Thanks to reader Larry for Jim Harper's Biscayne Times story on "The Trouble With Golf" that details the woes of south Florida courses. It's a long read but it's worth noting because Harper looks at all sides and talks to people on the ground. Much of the talk about golf in Florida these days stems from the recent bill introduced to convert at least five state parks into Nicklaus-designed courses.
In reality, no one is laughing about the golfing industry. Hundreds of courses around the nation have closed in the past three years (including 375 public courses, according to the National Golf Foundation), and considering that Florida has more golf courses than any state (more than 1100), it also has the most to lose. In order to survive, courses must change. The entire industry must change.
“We’ve changed and adapted better than most. We’re confident that we’ll do well,” says Pozzi of Miami Shores, who reports seeing a 17-percent increase in rounds played this season over last year. He credits this success to better weather and to the country club’s transition from a private, members-only operation to a semi-private one that offers both memberships and visitor passes. The golf course has been open to the public since the early 1990s. In 2009 the public was welcome to use all the club’s facilities.
And as a side note there was this on the Audubon programs battling over one of the state parks slated for a Nicklaus design.
The battle to preserve Jonathan Dickinson State Park and Florida’s other parks, none of which now has a golf course, becomes very confusing because it pits one “Audubon” against another. The organization Audubon International supports the golf course trail in state parks. It turns out that this “Audubon,” which operates separately from the conservation organizations using the same name, receives funding from the U.S. Golf Association.

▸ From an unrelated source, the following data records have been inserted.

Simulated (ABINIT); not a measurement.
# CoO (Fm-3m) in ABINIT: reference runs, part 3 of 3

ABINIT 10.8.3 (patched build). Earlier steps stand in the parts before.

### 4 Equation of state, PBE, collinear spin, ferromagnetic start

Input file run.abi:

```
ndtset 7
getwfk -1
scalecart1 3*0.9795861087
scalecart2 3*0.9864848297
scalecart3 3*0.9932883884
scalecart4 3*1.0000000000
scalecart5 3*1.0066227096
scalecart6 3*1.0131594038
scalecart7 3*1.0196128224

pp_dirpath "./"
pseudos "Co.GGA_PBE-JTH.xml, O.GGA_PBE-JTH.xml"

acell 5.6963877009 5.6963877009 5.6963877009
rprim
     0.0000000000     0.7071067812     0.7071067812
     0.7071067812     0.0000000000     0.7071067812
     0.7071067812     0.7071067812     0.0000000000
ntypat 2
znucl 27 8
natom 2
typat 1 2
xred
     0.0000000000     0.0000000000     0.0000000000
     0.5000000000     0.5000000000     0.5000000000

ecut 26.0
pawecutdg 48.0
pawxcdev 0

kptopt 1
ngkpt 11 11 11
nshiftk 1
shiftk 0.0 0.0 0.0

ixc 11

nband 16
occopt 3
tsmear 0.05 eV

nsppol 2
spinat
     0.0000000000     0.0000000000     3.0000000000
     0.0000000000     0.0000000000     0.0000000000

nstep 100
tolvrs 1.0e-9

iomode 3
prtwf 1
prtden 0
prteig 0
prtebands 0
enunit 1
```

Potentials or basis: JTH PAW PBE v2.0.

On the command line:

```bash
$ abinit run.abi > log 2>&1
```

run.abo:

“Their purpose is to work with golf course developers, and our purpose is to preserve habitat,” says Eric Draper, executive director of Audubon of Florida. It did just that in Tennessee. Audubon International designated several courses of the Tennessee Golf Trail as a “Certified Audubon Cooperative Sanctuary.”
In a different Miami, Bucky Albers wrote about similar issues in Ohio and noted this about club memberships there.
Last year, for instance, Walnut Grove Country Club attracted 100 new members by permitting them to join for one year by putting up $1,000 ($1,500 for a family membership) while contributing $60 monthly for food and beverage and paying an additional $100 for a locker and $100 for bag storage.
The infusion of cash enabled WG to give its clubhouse a remarkable facelift, but there was a downside in that some of the longtime members were not happy others were enjoying the facilities without paying the usual initiation fee. Some dropped out.
The WG board knew that not all of the 100 would return in 2011 and pay the normal fees, but it was hoped that many would enjoy the club and remain. It turned out that only 22 opted to sign up again this year.
Among the other 78, there were 10 who last fall accepted an offer from Dayton Country Club to join as a group in 2011 without having to contribute the posted $14,000 initiation fee. They agreed to remain for two years and pay monthly dues.
This spring, DCC also offered individual memberships for a $3,500 initiation fee plus a guarantee that the newcomers would pay dues for two years. That fee has been bumped up to $5,000 for anyone joining before June 1.